Define two sets of intervals to be equivalent relative to a set of numbers (the base) if both sets' intervals cover the exact same set of numbers in the base. For example, given the base [0, 1, 3, 4, 6], {[0, 1], [3, 6]} is equivalent to {[0, 3], [4, 6]} but not to {[1, 3], [4, 6]} because the latter doesn't cover 0.

Define a set of intervals to be maximal relative to a base if there's no equivalent set with fewer intervals. Equivalently, a set of intervals is maximal iff, for any two intervals in the set, there exists at least one number in the base between the upper bound of one interval and the lower bound of the other.

For example, given the base [0, 1, 3, 4, 6], the set of ranges {[0, 1], [4, 6]} is maximal because 3 is between 1 and 4, but {[0, 1], [3, 6]} is not because there's nothing in the base between 1 and 3.

Level 1

You are given a (potentially very large) ordered list of floats—the base—and a list of intervals, each of which may be open or closed. Return a maximal set of intervals that's equivalent to the input list. These intervals should be ordered first by minimum, then by maximum.

List<Interval> maximize(List<float> base, List<Interval> intervals);

Note: In practice, the input of this algorithm comes from humans and the output is intended to be viewed by them. While not strictly necessary for correctness, this means that there's a lot of value in preserving the original bounds of the ranges where possible rather than expanding them eagerly.

Best solution so far

For simplicity, we assume all intervals are open and that no interval properly contains any other. We can easily generalize this avoid these assumptions.

maximize(base, intervals):
  sort intervals

  result = []
  previous = first element of intervals
  for interval in intervals[1..-1]:
    mid = binary search base for the least upper bound of previous
    if mid is null or below interval:
      append previous to result
      previous = interval
    else:
      previous = [previous.min, interval.max]

  append previous to result
  return result

This is O(|intervals|⋅log(|base|)) (technically it's O(|intervals|⋅log(|intervals|) + |intervals|⋅log(|base|)) but |intervals| << |base|).

Level 2

The same base will be used with many different lists of intervals. See if you can make the algorithm more efficient by pre-processing the base somehow. Note that because the base may be very large, it would be great if maximize() weren't O(|base|).

class Maximizer {
  Maximizer(List<float> base);

  List<Interval> maximize(List<Interval> intervals);
}

Best solution so far

We make the same simplifying assumptions as above.

class Maximizer:
  upperBounds = empty map

  maximize(base, intervals):
    sort intervals

    result = []
    previous = first element of intervals
    for interval in intervals[1..-1]:
      if upperBounds contains key interval.max:
        mid = upperBounds[previous.max]
      else:
        mid = binary search base for the least upper bound of previous
        upperBounds[previous.max] = mid

      if mid is null: # previous has no upper bound in base
        break loop
      else if mid is null or below interval:
        append previous to result
        previous = interval
      else:
        previous = [previous.min, interval.max]

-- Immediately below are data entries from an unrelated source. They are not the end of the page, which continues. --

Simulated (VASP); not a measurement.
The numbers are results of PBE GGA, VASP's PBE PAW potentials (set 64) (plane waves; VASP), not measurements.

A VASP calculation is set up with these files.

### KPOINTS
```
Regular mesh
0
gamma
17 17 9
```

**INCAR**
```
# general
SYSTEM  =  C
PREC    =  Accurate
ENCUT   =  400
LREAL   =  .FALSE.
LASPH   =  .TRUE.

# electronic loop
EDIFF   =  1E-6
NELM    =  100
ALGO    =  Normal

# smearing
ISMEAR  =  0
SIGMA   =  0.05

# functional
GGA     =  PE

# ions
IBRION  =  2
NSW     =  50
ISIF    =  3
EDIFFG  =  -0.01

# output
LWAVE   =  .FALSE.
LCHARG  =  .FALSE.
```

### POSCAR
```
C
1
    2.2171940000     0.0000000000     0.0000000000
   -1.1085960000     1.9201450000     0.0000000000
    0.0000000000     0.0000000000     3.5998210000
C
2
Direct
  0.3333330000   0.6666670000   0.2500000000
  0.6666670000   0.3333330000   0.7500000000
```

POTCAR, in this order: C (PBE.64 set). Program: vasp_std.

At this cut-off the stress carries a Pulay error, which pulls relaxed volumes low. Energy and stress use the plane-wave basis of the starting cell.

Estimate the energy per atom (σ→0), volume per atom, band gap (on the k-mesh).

    append previous to result
    return result

This is O(|intervals|⋅log(|base|)) for all-new intervals, but if all the intervals are from outputs of maximize() (which they will often be in practice), it's only O(|intervals|⋅log(|intervals|)). In addition, the number of binary searches necessary scales with the number of new intervals only, meaning for example adding a single new interval to a maximized set is O(|intervals|⋅log(|intervals|) + log(|base|)).

Level 3

We often end up merging the results of previous calls to maximize(). See if you can make the algorithm more efficient by avoiding re-checking intervals that are known to already be part of the same maximized set. We represent this by passing a List<List<Interval>>, where each sub-list is guaranteed to be maximized.

class Maximizer {
  Merger(List<float> values);

  List<Interval> maximize(List<List<Interval>> intervalLists);
}

Bonus

I also want to perform intersection and difference operations on lists of intervals. I suspect that as long as the inputs to these operations are maximized, the outputs from naive algorithms will be as well. Either prove that this is true, or give a counterexample and provide union() and difference() algorithms that preserve maximization.